Indiana University Athletics

IU Looking Forward To Purdue Matchup
4/5/2016 10:56:00 AM | Softball
BLOOMINGTON, Ind. - Put it behind you. Move on.
That was more or less the message head coach Michelle Gardner gave her softball team after being swept by Michigan last weekend. With a Tuesday doubleheader against rival Purdue in West Lafayette looming, the Hoosiers don't have much time to worry about the past weekend's losses to the No. 2 team in the country.
"My club's still really good," Gardner said. "They have to bounce back and bounce back quickly."
All told, the Wolverines have one of the premier offenses in the country, but still, IU can't allow runs as it did and expect to beat the premier teams in the Big Ten.
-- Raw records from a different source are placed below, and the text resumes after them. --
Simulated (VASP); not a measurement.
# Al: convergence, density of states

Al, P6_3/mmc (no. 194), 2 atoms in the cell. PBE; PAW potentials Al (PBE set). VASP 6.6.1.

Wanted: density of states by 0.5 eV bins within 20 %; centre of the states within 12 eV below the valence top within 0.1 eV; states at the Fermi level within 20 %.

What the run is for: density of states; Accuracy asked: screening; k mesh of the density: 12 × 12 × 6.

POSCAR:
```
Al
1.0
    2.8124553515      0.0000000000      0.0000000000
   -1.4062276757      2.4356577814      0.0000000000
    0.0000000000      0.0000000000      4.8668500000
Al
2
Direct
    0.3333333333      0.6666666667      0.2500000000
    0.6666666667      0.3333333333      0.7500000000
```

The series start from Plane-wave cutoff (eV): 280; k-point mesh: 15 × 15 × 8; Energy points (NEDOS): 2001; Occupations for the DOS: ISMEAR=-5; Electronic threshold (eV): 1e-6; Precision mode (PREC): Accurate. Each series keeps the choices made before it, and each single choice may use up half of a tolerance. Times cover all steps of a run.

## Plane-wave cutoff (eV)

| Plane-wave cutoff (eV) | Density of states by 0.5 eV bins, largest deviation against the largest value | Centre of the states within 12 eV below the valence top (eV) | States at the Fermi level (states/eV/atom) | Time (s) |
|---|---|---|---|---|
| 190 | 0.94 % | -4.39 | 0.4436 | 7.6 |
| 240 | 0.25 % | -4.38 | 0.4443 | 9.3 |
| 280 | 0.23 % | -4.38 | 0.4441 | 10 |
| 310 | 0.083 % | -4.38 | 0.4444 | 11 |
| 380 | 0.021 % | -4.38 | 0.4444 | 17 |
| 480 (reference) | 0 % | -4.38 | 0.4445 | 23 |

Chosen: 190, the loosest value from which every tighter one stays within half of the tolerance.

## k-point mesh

On the opposite end of that spectrum, Indiana could hang its hat on its own offensive production against Michigan. The Hoosiers continued a trend of hot hitting even while leaving 21 runners on base throughout the three-game series, which leaves hope that they could have even more production with timelier hitting.
"We scored runs on a team that doesn't give up a lot of runs," senior outfielder Shannon Cawley said. "There's definitely a lot of things we can build on and learn from going into the next few series."
The pressing challenge for now is Purdue (20-15, 2-4), who won two games against Iowa in a series win last weekend after beginning the Big Ten season being swept by No. 22 Minnesota. The Hoosiers (20-13, 3-3) swept the Hawkeyes in Bloomington last weekend.
For Cawley, a fifth-year senior, Tuesday's games will mark the 13th and 14th times she's played against Indiana's rival from the north. The Hoosiers are 4-8 against the Boilermakers during her time in Bloomington and split last year's two-game series.
"I always love playing Purdue," she said. "It's always fun, an in-state rival. And they're a good team, so we're pretty psyched about that."
In Purdue, Indiana will see an opponent not unlike itself.
Indiana's two Big Ten teams hold similar records in the early stages of the Big Ten season and are fighting to stay in the upper-half of the conference standings. Though there's still 17 games left in the Big Ten season alone, IU won't want to be playing from behind, particularly after the opening sweep to start the year.
That's why Gardner stressed the urgency to move on Sunday afternoon in the minutes following the dropped series to Michigan. In the midst of a stretch of eight Big Ten games in 10 days, she doesn't want to waste any time.
"We need to have short-term memory and come out Tuesday and do what we can do," Gardner said. "We'll be okay."